Spring Books Preview: 10 Titles to Read
Rob Lowe's dishy memoir, E. Lockhart's buzzy YA tale and gripping historical pieces are among the new books getting released this season.
This story first appeared in the April 4 issue of The Hollywood Reporter magazine.
Savage Girl by Jean Zimmerman
(Viking Adult, $27.95, March 6)
ELEVATOR PITCH: This is a historical thriller set in the 1870s about a girl who becomes part of Manhattan high society after allegedly being raised by wolves in the Nevada desert -- and may or may not be a serial killer.
AIMED AT: True Detective fans lamenting the long wait for season two will be drawn to the creepy Edith Wharton-meets-Stephen King page-turner.
Flash Boys by Michael Lewis
(W.W. Norton, $27.95, March 31)
ELEVATOR PITCH: Details are scant on what the publisher calls "the biggest story to hit Wall Street in years," but it is likely to be a look at how automated high-frequency computer trading by financial firms is creating a "war of robots" among investment banks.
AIMED AT: The legions of fans who have turned Lewis (Liar's Poker, Moneyball) into the go-to pop anthropologist for explaining the quirky personalities and complicated high-end math that has transformed baseball, Wall Street and Silicon Valley.

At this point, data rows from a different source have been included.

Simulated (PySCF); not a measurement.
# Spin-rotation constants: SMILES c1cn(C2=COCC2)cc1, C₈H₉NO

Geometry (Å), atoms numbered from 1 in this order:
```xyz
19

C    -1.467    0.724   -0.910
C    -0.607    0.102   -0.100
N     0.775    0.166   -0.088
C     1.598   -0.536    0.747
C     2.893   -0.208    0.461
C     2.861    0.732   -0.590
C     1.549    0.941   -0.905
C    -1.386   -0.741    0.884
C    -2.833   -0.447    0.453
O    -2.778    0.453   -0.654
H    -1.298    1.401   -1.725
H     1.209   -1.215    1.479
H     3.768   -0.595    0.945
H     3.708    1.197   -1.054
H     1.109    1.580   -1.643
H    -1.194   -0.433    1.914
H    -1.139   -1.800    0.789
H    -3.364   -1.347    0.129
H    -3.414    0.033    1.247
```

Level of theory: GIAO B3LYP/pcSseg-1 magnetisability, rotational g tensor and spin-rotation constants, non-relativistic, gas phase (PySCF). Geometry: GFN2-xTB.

Love and Treasure by Ayelet Waldman
(Knopf, $26.95, April 1)
ELEVATOR PITCH: Inspired by the true story of World War II's "Hungarian Gold Train," the tale set in present-day New York centers on a woman uncovering the truth about what her grandfather did as an American soldier in the war.
AIMED AT: Fans of The Goldfinch, treasure hunts and the work of Waldman's husband, Michael Chabon (with whom she is developing the WWII-set Hobgoblin for HBO).
Frog Music by Emma Donoghue
(Little Brown, $27, April 1)
ELEVATOR PITCH: It's a fast-paced thriller set in 1876 San Francisco about a prostitute on the hunt for a friend's murderer and her own lost baby.
AIMED AT: A wide audience that includes readers of her previous book, the Jaycee Dugard-like tale Room, historical-fiction fans and the literary crowd (it's an indie bookstore pick-of-the-month).
Love Life by Rob Lowe
(Simon & Schuster, $27, April 8)
ELEVATOR PITCH: On the heels of Lowe's successful 2011 memoir, Stories I Only Tell My Friends, comes some really intimate stories -- like how he blew a chance to hook up with Madonna -- plus anecdotes and advice on fatherhood, marriage and career. Did we mention Lowe dishes on what the hot tub at the Playboy mansion really is like?
AIMED AT: Theoretically, the Father's Day gift crowd will snatch this up for its warm tales of Lowe's sons and wife -- but in reality, Love Life is for anyone who loves a little salacious Hollywood gossip and an inside peek at the life of one of Hollywood's most enduring heartthrobs.
Natchez Burning by Greg Iles
(HarperCollins, $27.99, April 29)
ELEVATOR PITCH: A former prosecutor's defense of a beloved town doctor accused of murdering a nurse takes him back to Mississippi's war against the 1960s civil rights movement and a secretive KKK group run by one of the state's richest men.
AIMED AT: Readers of legal thrillers like those by Scott Turow (who is in an all-author band with Iles, Stephen King and Dave Barry) and John Grisham, as well as Iles fans cheering his return after a five-year hiatus brought on by a devastating car accident.
Noble Hustle by Colson Whitehead
(Doubleday, $24.95, May 6)
ELEVATOR PITCH: The MacArthur Fellow's funny account of playing in the 2011 World Series of Poker despite having never entered a poker tournament before, which resulted in a madcap six-week boot camp that mixed yoga and trips to Atlantic City's casinos.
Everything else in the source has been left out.